The “lebrosa.load” function has been used to read the audio files and the “lebrosa.feature.mfcc” function has been used to extract the MFCC features for each file, in which the parameters previously defined for said function have been used. This function, for the particular case of "irm01_s01_test1.wav" which would be the first test file, would return 259 frames of 20 components in the form of a 20x259 matrix, which we will first have to transpose to get the appropriate dimensions and then use it in the construction of the GMM models.

Once the features for each file have been extracted, the GMM model is built using the “mixture.GasussianMixture” function. For each training file, its corresponding GMM model is saved since it will be used in the testing phase. In this first phase, 8 gaussians have been used to build the models and a diagonal covariance matrix.

Testing phase

The task flow for both subsections will be the same:

1. Extract the MFCC features using the same parameters as in the training phase.

2. Calculate the log-likelihood for each model, for each testing file. In other words, for each testing file, the log-likelihood of the GMM models (calculated previously) will be calculated. To calculate the log-likelihood of each model considering the features of each one, the function "score_sample" will be used as follows: "model.score_samples (MFCC)", where “model” refers to each previously calculated model, and MFCC are the features of the corresponding file.

3. The corresponding speaker will be selected based on the GMM model that reports the highest log-likelihood value. Since the "score_samples" function specified above returns a data series for each feature, a summation of these values will be made for each model in such a way that the score of each model in terms of log-likelihood is stored in an array called “scores”. Then we select the largest of each of them to identify the speaker.

Clean conditions

The first thing is to read the audio files destined for this section and then repeat for each of them the three steps described above. When the different speakers identified by the method have been saved in a list, these speakers will be compared with the speakers that are stored in the text file corresponding to the clean condition audios. Following this method, an accuracy of 98.75% is obtained, which is a high value that indicates that our method is capable of correctly and accurately identifying audio file speakers in clean conditions.

Noisy conditions

In this case the three steps specified at the beginning of this section have been repeated but, in this case, using the text file that refers to the audio files in noisy conditions. As expected, by including these noisy conditions, it will be more difficult for the method to correctly identify the speaker of each audio file, so the accuracy will be lower.
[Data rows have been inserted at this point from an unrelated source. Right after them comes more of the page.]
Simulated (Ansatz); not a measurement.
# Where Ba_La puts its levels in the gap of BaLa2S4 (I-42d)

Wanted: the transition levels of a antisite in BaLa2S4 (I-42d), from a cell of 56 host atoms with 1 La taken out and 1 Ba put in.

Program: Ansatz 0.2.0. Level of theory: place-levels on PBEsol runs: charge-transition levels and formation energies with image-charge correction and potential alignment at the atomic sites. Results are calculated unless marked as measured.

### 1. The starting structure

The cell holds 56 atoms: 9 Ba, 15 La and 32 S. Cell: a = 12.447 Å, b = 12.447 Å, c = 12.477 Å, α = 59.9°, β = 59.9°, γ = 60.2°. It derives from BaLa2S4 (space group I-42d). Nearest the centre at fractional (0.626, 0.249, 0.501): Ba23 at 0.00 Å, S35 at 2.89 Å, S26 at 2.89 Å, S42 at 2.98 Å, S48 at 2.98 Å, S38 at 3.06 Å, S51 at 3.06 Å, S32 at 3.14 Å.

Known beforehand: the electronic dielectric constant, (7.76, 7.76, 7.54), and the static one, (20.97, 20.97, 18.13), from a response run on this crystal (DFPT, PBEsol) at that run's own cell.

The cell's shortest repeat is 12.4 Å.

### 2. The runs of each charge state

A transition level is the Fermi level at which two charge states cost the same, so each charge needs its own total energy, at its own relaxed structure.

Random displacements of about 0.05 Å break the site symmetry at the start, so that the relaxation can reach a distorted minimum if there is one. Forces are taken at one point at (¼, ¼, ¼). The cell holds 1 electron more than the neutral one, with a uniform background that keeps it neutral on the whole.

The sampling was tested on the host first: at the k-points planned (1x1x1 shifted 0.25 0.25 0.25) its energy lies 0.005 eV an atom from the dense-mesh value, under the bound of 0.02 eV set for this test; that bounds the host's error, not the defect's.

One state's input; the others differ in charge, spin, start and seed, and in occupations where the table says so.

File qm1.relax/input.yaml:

By evaluating the method under noisy conditions in the same way as under clean conditions, we obtain a low accuracy of 48.12%, which indicates that the method is not capable of identifying properly the speakers of the audio files.

Improvements

The main objective of this section is to introduce improvements in the method of identifying speakers in such a way that the accuracy when evaluating said method is greater, especially trying to improve the accuracy and precision of the method in noisy conditions. For this, three parameters have been fundamentally evaluated: the features that are extracted from each audio file, the iterations of the algorithm to build the GMM model and the number of Gaussians used.

1. Features: studying the main features of an audio file and considering the ones that we can extract through the “lebrosa” library, we have decided to extract the following features for each file:

• Delta features delta features are the local estimate of the derivate of the input data. In this case, both the first and second derivatives are computed. For this, the “lebrosa.feature.delta” method will be used, which receives as parameters the previously calculated MFCC features. As previously mentioned, taking the case of the first test audio file, the MFCC features are presented in the form of a 259x20 matrix. When calculating the delta features since they are the local estimate derivatives of the MFCC data, they will have the same dimensions as this, obtaining as output a matrix of 259x20. Adding these features to the previously existing MFCC, we obtain a new matrix of 259x40, including 20 new features in the columns.

• b. Delta features, second derivates: same procedure as with the first derivatives of the delta features, but in this case specifying order 2 in the function call. Likewise, with the first derivatives it returns a 259x20 matrix that will be added to the already existing features creating a new 259x60 features matrix.

• c. Chroma features: the chroma-based features are also often called pitch class profiles, they capture harmonic and melodic characteristics of the music, while remaining robust in pitch changes and instrumentation. To extract said features, the “lebrosa.feature.chroma_stft” method has been used. In this function, the same parameters of n_fft and hop_length have been specified as when extracting the MFCC features in such a way that the same number of frames are obtained. In this case, leaving the chroma number of features to obtain by default, we have as output a matrix of 259x12, that is, 12 features that will be added to the matrix of features increasing its size to 259x72.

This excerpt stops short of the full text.